In 2021, the so-called “DeFi summer” happened in the crypto space. DeFi summer was the boom of decentralised finance protocols, whose token valuations were exploding thanks to skyrocketing amounts of total value locked in their protocols. An enormous amount of money poured into decentralised finance thanks to yield farming, so it’s worth exploring what yield farming is, how it works, and what is going to happen next.
What is yield farming?
The essence of yield farming is lending or staking (depositing and locking up) crypto assets to earn hefty returns and cryptocurrency rewards. The market cap of DeFi assets exploded from $500 million in 2019 to $100 billion (!) in 2021. These DeFi protocols offer monetary incentives to investors in the form of interest on money lent and additional rewards like the protocol’s native token. Investors can choose to convert these rewards to other currencies like ETH or stablecoins or hold on to the tokens, hoping they appreciate in value (which many of them did).

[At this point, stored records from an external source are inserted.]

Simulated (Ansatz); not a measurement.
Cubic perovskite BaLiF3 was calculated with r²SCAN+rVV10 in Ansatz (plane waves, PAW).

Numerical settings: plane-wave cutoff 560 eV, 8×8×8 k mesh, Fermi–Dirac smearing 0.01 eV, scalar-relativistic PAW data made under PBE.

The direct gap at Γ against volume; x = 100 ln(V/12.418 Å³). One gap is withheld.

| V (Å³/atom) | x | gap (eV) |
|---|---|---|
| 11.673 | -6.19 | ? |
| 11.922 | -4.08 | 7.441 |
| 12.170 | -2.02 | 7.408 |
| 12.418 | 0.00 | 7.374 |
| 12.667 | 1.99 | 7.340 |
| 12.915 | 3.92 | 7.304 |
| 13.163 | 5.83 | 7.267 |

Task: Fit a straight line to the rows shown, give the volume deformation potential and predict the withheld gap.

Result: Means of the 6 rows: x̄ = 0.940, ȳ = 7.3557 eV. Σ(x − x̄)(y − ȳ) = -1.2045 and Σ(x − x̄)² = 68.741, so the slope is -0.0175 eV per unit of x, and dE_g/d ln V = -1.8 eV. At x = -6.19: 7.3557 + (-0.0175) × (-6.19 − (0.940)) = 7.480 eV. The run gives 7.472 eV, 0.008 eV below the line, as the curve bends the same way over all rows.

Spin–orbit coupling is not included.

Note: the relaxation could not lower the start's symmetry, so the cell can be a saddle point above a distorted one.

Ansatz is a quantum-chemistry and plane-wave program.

Yield farmers can earn impressive annual percentage yields (APYs), sometimes exceeding 100% and even going as high as 1000%. That means a $1,000 investment would earn $10,000 per year in yield. Of course, these protocols are incredibly risky, and even for the few legitimate ones offering such astronomical yields, those don’t last nearly as long as a year.
Popular yield farming protocols
In comparison to popular centralised exchanges like CoinSpot or BTC Markets, yield farming protocols run on decentralised platforms. The most popular example is Aave, an open source decentralised lending and borrowing protocol. With Aave, the user can essentially become the bank and borrow from or lend to other users. Another popular protocol is Compound, which was also one of the first-ever protocols offering yield farming. It pretty much works identically to Aave.
Uniswap is a decentralised exchange, where users can swap different ERC-20 tokens on the Ethereum blockchain. Yield farmers can provide liquidity in these tokens and Ether in a 50-50 ratio and earn a share of the transaction fees and the native UNI token as a reward. Pancakeswap on the Binance Smart Chain (BSC) works in the same fashion, only that it offers swaps for tokens on BSC.
All these popular and well-known protocols are regarded as fairly safe, which is why they don’t offer crazy three-digit APYs. However, you can still earn a fair bit more than you would be depositing your money at a bank.
When yield farming goes wrong
High yield also implies high risk, and there are numerous risks when it comes to yield farming. First, users can lose money to impermanent loss. If one of the tokens in a liquidity pool is volatile, the user could incur a nominal loss. If he were to retrieve his provided liquidity, this loss would be realised. Impermanent loss is also described as the opportunity cost of just holding the two assets independently.
Another big risk is hacks and fraud, which are prevalent, especially among new and unknown DeFi protocols. There have been several multimillion hacks of well-known projects such as Yam.
Overall though, yield farming is here to stay. Shrewd investors can still earn an excellent return on their money with the right risk management.